Gun control advocates say government is backing down on promise to ban assault-style weapons
The Liberal government is introducing a revised set of amendments to its pending gun legislation after dropping some initial changes that sparked outcry from firearm owners.
Public Safety Minister Marco Mendicino said Tuesday the amendments to Bill C-21 include a new definition of prohibited firearms that encompasses certain "assault-style" rifles.
"These reforms are about keeping AR-15 assault-style firearms off of our streets while at the same time respecting gun owners," he told a press conference.
In May 2020, the government announced a ban on roughly 1,500 makes and models of military-grade and "assault-style" weapons in Canada.
But gun control advocates have been calling for an "evergreen" definition of prohibited guns that would include more models and could apply to any future designs.
In February, the Liberals withdrew a series of controversial amendments that included such a definition after some firearms owners argued it would have unfairly targeted hunters and farmers.
Those clauses effectively would have banned any rifle or shotgun that could accept a magazine with more than five rounds, long guns that generate more than 10,000 joules of energy, or any gun with a muzzle wider than 20 millimetres — rules that would have rendered many firearms illegal.

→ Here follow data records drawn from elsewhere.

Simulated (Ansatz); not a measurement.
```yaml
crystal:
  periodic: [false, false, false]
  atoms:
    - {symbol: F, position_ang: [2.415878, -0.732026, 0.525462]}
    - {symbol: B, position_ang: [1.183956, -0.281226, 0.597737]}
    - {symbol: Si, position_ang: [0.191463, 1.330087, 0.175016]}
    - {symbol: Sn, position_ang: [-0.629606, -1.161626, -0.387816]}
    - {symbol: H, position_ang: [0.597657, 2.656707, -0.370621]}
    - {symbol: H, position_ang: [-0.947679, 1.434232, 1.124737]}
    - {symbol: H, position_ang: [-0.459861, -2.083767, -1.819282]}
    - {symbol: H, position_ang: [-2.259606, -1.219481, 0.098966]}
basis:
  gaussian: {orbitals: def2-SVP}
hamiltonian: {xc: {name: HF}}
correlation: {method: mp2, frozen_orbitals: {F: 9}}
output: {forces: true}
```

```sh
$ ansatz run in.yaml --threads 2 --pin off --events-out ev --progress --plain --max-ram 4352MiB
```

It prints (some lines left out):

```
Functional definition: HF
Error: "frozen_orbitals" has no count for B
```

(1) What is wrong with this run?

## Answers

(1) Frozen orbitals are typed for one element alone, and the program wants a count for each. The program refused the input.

Public safety minister announces amendments to firearms legislation
Public Safety Minister Marco Mendicino says he worked closely with victims of gun violence and the reforms amount to a 'strong package.'
Mendicino said the government came up with a revised definition after consulting with manufacturers, hunters and Indigenous communities.
The new proposed definition would cover weapons that fire in a "semi-automatic manner" and were "originally designed" to accept a magazine with more than five rounds.
The definition would only apply to firearms manufactured after Bill C–21 becomes law, meaning owners would be allowed to keep what they currently have.
Gun control advocates aren't happy with the changes. Nathalie Provost, a survivor of the 1989 Montreal Massacre, said the definition creates a "loophole" that leaves out too many models. She also raised concerns about the definition not being applied retroactively.
"[Our] request is very simple — a permanent and complete ban on assault-style weapons," Provost said.
Heidi Rathjen, a witness to the 1989 massacre, said the changes "watered down" what the Liberals originally promised.
"It is another betrayal of all the victims of mass shootings," she said.
Rathjen said that including the language "originally designed" in the definition would allow manufacturers to circumvent the intent of the law.
"It depends on what the designer had in mind and the designers are the manufacturers who have been known to tinker with their models," Rathjen said.
Proposed amendments to C-21 'another betrayal,' says Polytechnique shooting witness
Heidi Rathjen, who witnessed the Polytechnique massacre in 1989, says the proposed amendments are easy to circumvent and point to a 'total capitulation by the Trudeau government' on gun legislation.
During his press conference, Mendocino was asked about gun control advocates' claims that the government had watered down the original amendments.
"I get that this is a very difficult and emotional subject matter," he said. "But this is a strong, strong package [of reforms] and we will save lives with it."
Some gun owners aren't happy with the new amendments either. Rod Giltaca, head of the Canadian Coalition for Firearm Rights, said the changes still unfairly target law-abiding gun owners.
"We all want a safer Canada," Giltaca said. "But you don't go after everyone who hasn't done a thing to deserve it as part of a plan like that."
The government is also establishing an advisory committee to provide independent advice for potential future gun regulations.
But both Rathjen and Provost said similar committees haven't worked in the past.
"That is a cop-out," Rathjen said. "We know that these committees can be micromanaged to do exactly what the government wants."
Giltaca said he's open to the idea of an advisory committee but it would depend on who's on it. He said his group would be open to participating.
"We've been open and welcoming to any kind of collaboration," he said. "I would hope that all sides can come together. We can all work together for a safer Canada."